Stop what you’re doing right now. Collaboration should be the foundation on which your entire hiring process is built.
Hey, if Vanilla Ice can lead off his most timeless classic (we know, Go Ninja, Go Ninja GO! is tough to beat) with a call for collaboration, you can incorporate it into your team hiring.
Here are five (5) ways to stop, collaborate and hire:
1. Assemble a crew
Pull in people from your company who:
- Will directly work with the new employee;
- Understand the position and its needs
- Worked closely with the former employee of this open position (if that person exists).
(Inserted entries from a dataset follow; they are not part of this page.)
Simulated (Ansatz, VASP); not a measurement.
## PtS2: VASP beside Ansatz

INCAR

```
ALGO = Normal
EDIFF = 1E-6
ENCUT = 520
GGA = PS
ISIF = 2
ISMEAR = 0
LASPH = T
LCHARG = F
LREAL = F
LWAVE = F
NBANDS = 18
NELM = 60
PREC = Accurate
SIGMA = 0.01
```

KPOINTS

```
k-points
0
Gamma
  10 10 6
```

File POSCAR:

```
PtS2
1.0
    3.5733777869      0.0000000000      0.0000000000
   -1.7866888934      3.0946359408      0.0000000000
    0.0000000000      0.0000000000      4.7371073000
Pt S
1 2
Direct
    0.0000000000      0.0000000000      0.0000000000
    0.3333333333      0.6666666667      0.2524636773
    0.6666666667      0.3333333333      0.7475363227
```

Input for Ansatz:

You can’t expect to fully understand every position in your company, but you should know how to loop in the people with that knowledge? You don’t need to be the smartest person in the hiring room, just the one who gets everyone in it.
2. Use custom questionnaires
Pull your team together and develop a set of questions that will correctly evaluate an applicant’s ability to do the job. Do not make it about everyone in the company having their voice heard.
- Ask about specific activities they did that translate to the new position.
- Ask them what they know about your company and the job they’re trying to fill.
- Ask them what they’d like to contribute immediately, if they started tomorrow.
- Use these six (6) interview questions too!
What’s needed in the new hire? What will the position demand? What skills are critical and what can be taught to someone with the right fit and passion?
Figure these questions out and you’ll be in good shape.
3. Consistent questions
Now you have the people and the questions. If you’re going to conduct interviews with multiple interviewers, structure the questions to make each interview effective and manageable. Your custom questionnaire should have a few questions that are absolutely critical.
Ask those critical questions in each interview and make sure to note the differences if there are any. You’ll be able to compare the differences easily in the applicant dashboards of your hiring software. An example would be a particular skill the applicant will need to do the job.
4. Take notes
Notes aren’t for giggling girls in the back of the classroom. They’re critical elements for passing valuable information around team members, departments and decision-makers.
It doesn’t matter if you’re half of the entire hiring team or the head of 25 head-hunters. EVERYONE. TAKE. NOTES.
5. Bring it all together
Take all that great information, all those notes and all those gut feelings and start sharing them with one another.
Discuss what each of you liked and didn’t like about the candidate. Use quantifiable scores in the candidate evaluations section of your hiring software.
This way, your team can compare and contrast scores, not just feelings and opinions. It makes the entire discussion much more tangible and objective.
What do you think? Can you think of any other ways to help you incorporate team hiring into your recruiting process?